A few years ago, we vacationed in Idaho and were stunned by its beauty, especially the Sawtooth Range. We spent a few nights in the little town of Stanley for some day hikes and I kicked myself for not bringing my fly rod when I caught sight of the Salmon River. This issue’s cover story, about a hunt in those gorgeous mountains, has put the destination back at the top of the list for me—and I suspect it will for you, too, regardless of whether or not you hunt.
We also have a story about the lure of fishing, some great training tips for your pack llamas, advice on how to avoid losing your goats, a knot style everyone should know, camping gear recommendations for quadriplegics, and much, much more.
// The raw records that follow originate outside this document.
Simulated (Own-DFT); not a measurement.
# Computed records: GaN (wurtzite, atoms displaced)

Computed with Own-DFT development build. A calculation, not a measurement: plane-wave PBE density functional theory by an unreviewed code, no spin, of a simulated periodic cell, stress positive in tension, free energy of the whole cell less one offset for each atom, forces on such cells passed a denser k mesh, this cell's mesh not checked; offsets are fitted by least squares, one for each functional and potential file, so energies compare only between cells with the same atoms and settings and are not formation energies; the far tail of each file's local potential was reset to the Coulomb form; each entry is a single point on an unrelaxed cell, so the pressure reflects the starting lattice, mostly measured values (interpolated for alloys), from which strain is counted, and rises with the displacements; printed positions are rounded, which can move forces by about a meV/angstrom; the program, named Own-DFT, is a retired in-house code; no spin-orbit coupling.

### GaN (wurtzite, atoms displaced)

The stories in Pack Animal appeal to a wide variety of outdoorspeople, but it’s only a small part of what’s happening outside your front door. Although many of us retreat into nature in part to find solitude, our shared love of being out there binds us together and builds community. Social media (Instagram, Facebook, etc.) is a great tool for this, and it’s also a great way to become more familiar with a wide variety of people doing a wide variety of things in the great outdoors and to celebrate all of it. Not overly familiar with people of color (POC) in the outdoors arena? Follow Outdoor Afro or Melanin Base Camp or Native Womens Wilderness. Know nothing about gender identity and sexual orientation beyond your own? Follow Queer Nature or QPOC Hikers. Think you have to be a size zero or clock twenty miles a day to be an outdoorsperson? Try following Fat Girls Hiking or Hike It Baby or Unlikely Hikers.
No one’s an expert in everything, and there is a lot to be learned by listening to other people and giving some thought to their stories. And if there’s something you’re passionate about? Consider finding your voice online and sharing it with others, because the next-best thing to being outside is talking about being outside with people who love it just as much as you do!
I would be remiss if I didn’t encourage you to also share your stories here, in the pages of Pack Animal. Interested in joining our ranks? Drop me a line at email@example.com and let me know what you’re thinking!
If you need a bit more structure and guidance, consider writing 500 words for a column that will launch in the summer issue: Wilderness Wisdom. Can you tell us how to find water or build a survival snow cave or avoid getting lost? Have tips on mitigating altitude sickness or heatstroke or the onset of hypothermia? Personally, I’d like advice on how to get kids to walk further than 50 feet before stopping to look at a bug for ten minutes, but I’m open to whatever you’ve got!
In the meantime, enjoy the polar vortex and, if we’re lucky, the heaps and heaps of snow that come with it!